A less abstract description of Weil restriction $\DeclareMathOperator{\Hom}{Hom}$
$\DeclareMathOperator{\Res}{Res}$
See also this question.  Let $f: T \rightarrow S$ be a morphism of schemes.  Let $X$ be a $T$-scheme, and suppose the Weil restriction $\Res_{T/S}(X)$ exists.  That is, there is a an $S$-scheme $\Res_{T/S}(X)$ together with a collection of bijections
$$\tau_U:  \Hom_S(U,\Res_{T/S}(X)) \rightarrow \Hom_T(U \times_S T, X)$$
natural in $U$.  How can I get a more hands on description of this bijection, e.g. in terms of a morphism of $S$-schemes $X \rightarrow \Res_{T/S}(X)$?  I'm asking and answering this question as a future reference to myself.
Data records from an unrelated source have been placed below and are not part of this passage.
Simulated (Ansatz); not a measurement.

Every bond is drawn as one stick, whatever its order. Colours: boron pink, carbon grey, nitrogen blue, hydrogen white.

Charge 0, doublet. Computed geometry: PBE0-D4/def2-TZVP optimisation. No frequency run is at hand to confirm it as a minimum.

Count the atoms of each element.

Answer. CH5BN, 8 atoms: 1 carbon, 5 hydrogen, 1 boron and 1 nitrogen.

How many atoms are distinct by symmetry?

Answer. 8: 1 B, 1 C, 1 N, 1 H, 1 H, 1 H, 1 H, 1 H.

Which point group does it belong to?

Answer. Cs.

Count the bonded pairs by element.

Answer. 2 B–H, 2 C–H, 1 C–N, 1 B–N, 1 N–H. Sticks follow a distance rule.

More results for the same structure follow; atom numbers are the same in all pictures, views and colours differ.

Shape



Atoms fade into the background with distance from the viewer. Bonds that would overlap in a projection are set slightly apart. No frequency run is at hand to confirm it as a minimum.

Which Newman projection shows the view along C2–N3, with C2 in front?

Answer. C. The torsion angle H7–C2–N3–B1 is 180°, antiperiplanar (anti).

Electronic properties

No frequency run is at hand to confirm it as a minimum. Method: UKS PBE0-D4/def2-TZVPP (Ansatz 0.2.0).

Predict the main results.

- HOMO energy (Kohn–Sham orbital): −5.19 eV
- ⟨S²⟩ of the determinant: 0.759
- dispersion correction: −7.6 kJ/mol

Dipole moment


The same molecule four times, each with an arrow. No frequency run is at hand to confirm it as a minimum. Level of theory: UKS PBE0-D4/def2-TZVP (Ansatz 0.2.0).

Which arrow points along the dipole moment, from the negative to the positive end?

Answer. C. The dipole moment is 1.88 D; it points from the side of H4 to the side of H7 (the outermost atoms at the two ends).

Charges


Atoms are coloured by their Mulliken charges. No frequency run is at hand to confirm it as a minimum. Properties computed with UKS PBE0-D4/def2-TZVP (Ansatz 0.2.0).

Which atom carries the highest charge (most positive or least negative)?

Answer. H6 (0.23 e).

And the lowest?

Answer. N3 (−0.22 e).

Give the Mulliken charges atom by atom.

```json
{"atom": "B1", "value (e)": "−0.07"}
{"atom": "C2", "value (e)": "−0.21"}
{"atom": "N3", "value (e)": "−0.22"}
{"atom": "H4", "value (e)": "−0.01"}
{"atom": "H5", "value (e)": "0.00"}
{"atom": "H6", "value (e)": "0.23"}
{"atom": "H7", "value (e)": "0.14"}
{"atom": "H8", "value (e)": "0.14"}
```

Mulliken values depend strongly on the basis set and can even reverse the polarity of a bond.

 A: $\DeclareMathOperator{\Hom}{Hom}\DeclareMathOperator{\Res}{Res}$It won't quite be that.  Let $\Phi: \Res_{T/S} X \times_S T \rightarrow X$ be the image of the identity map $1_{\Res_{T/S} X}$ under $\tau_{\Res_{T/S} X}$.  Let $U$ be any $S$-scheme.  
Apply the functors $\Hom_S(-,\Res_{T/S}X)$ and $\Hom_T(-\times_S T,X)$ to a given morphism $h: U \rightarrow \Res_{T/S}X$.  We obtain by base change a morphism of $T$-schemes $h \times 1_T: U \times_S T \rightarrow \Res_{T/S}X \times_ST$.On account of the commutativity of the (horrible) diagram
$$\begin{array} $\textrm{Hom}_S(\Res_{T/S} X, \Res_{T/S}X) & \xrightarrow{\tau_{\Res_{T/S}X}}  & \Hom_T(\Res_{T/S} X \times_S T,X) \\ \downarrow & & \downarrow \\
\Hom_S(U,\Res_{T/S}X) & \xrightarrow{\tau_U} & \Hom_T(U\times_ST,X)\end{array}$$
we begin with the identity map in the upper left corner, and obtain
$$\tau_U(h) = \Phi \circ (h \times 1_T)$$
Thus we have a morphism of $T$-schemes $\Phi:\Res_{T/S} X \times_S T \rightarrow X$ for which the map
$$h \mapsto \Phi \circ (h \times 1_T): \Hom_S(U,\Res_{T/S}X) \rightarrow \Hom_T(U \times_S T,X)$$
is bijective.